April 26, 2005
Features

Speech Technologies Make Video Games Complete

Speech recognition technology has reached a significant milestone: its use in mainstream console-based video games. That might seem like a dubious achievement considering the serious ROIs that speech recognition offers for large corporations in automated call centers, but the video game industry is huge, bigger than the movie industry. The costs to produce a new video game make the introduction of any new feature like speech recognition a serious risk. And for speech technology the video game environment is a major challenge: recognizing speech from loud, excited, untrained voices of users young and old, of both sexes, in a noisy background. But today, speech recognition engines are running on major video game consoles in a growing number of titles. Verbal commands for action and dialogue with virtual characters are offering a new dimension in game play.

The Video Game Industry
The video game industry, which had its start with Pong in 1970, is big business. Estimates of worldwide revenues in 2004 are about $30 billion. This compares to estimates of $20 billion for worldwide movie box office receipts.

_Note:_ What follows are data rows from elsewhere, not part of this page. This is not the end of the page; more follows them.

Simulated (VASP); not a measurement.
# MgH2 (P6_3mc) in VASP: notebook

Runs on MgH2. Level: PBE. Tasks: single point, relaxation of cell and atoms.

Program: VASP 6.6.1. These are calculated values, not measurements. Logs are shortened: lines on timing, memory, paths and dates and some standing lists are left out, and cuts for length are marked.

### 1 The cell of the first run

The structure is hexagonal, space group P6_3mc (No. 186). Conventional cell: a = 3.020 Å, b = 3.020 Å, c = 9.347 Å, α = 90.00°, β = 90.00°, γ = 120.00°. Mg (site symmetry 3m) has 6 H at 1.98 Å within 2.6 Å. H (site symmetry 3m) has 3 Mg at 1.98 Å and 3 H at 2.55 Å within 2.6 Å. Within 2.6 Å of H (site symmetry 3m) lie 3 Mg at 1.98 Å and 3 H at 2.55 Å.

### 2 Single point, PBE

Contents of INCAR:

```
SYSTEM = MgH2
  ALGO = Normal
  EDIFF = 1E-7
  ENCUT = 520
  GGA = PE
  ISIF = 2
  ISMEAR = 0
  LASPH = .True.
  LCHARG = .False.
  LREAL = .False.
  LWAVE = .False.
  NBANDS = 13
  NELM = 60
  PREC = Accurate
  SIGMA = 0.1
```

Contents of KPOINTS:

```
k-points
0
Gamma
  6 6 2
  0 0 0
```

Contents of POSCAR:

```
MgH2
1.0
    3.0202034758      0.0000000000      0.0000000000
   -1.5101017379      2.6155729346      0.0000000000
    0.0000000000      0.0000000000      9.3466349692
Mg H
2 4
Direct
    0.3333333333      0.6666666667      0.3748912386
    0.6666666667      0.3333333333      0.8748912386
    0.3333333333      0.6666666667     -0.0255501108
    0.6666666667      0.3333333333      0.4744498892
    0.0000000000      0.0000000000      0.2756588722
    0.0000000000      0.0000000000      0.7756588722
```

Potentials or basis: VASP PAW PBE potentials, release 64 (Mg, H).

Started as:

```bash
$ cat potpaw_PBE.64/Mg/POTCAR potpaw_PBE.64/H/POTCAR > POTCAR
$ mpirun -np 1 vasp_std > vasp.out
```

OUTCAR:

The rewards in the video game industry come with substantial risks. The cost of developing a $50 console video game is comparable to that of making a movie, millions of dollars. A developer must be confident that a new feature like speech recognition will add value. For the speech industry, convincing potential customers of the value of speech recognition technology is a familiar task and we seem to have made it to the first level of the video game. Console manufacturers, game publishers, and game developers have all moved to implement speech. An advantage for speech vendors is that the video game industry is used to working with middleware vendors. These vendors provide graphics engines, animation, and audio software, which now includes speech recognition technology. The SDKs (speech software development kits) offered by Fonix (VoiceIn) and ScanSoft (VoCon) are specifically designed to allow game developers to spend more time creating new games and less time coding.

In addition to the console-based video game market, the smaller PC segment of the games market represents a healthy $3 billion in annual worldwide sales. In this market Fonix and ScanSoft are joined by several other speech recognition vendors including eDimensional which offers Voice Buddy, Realize Software’s Realize Voice, and Mindmaker’s Voice Commander.

Video Games with Speech
The Microsoft® Xbox, Nintendo GameCube™, and Sony PlayStation® 2 consoles all offer games with speech input/output. Currently, most games are war-action-shooter games. In these, speech recognition provides high-level commands to virtual teammates who respond with a variety of recorded quips. In online games the headset microphone can also be used for VoIP chats with other real players. The PlayStation® and Xbox use USB microphones available from Logitech, Microsoft, Plantronics, and others. Nintendo’s GameCube™ uses a custom handheld microphone for its new Mario Party 6 game.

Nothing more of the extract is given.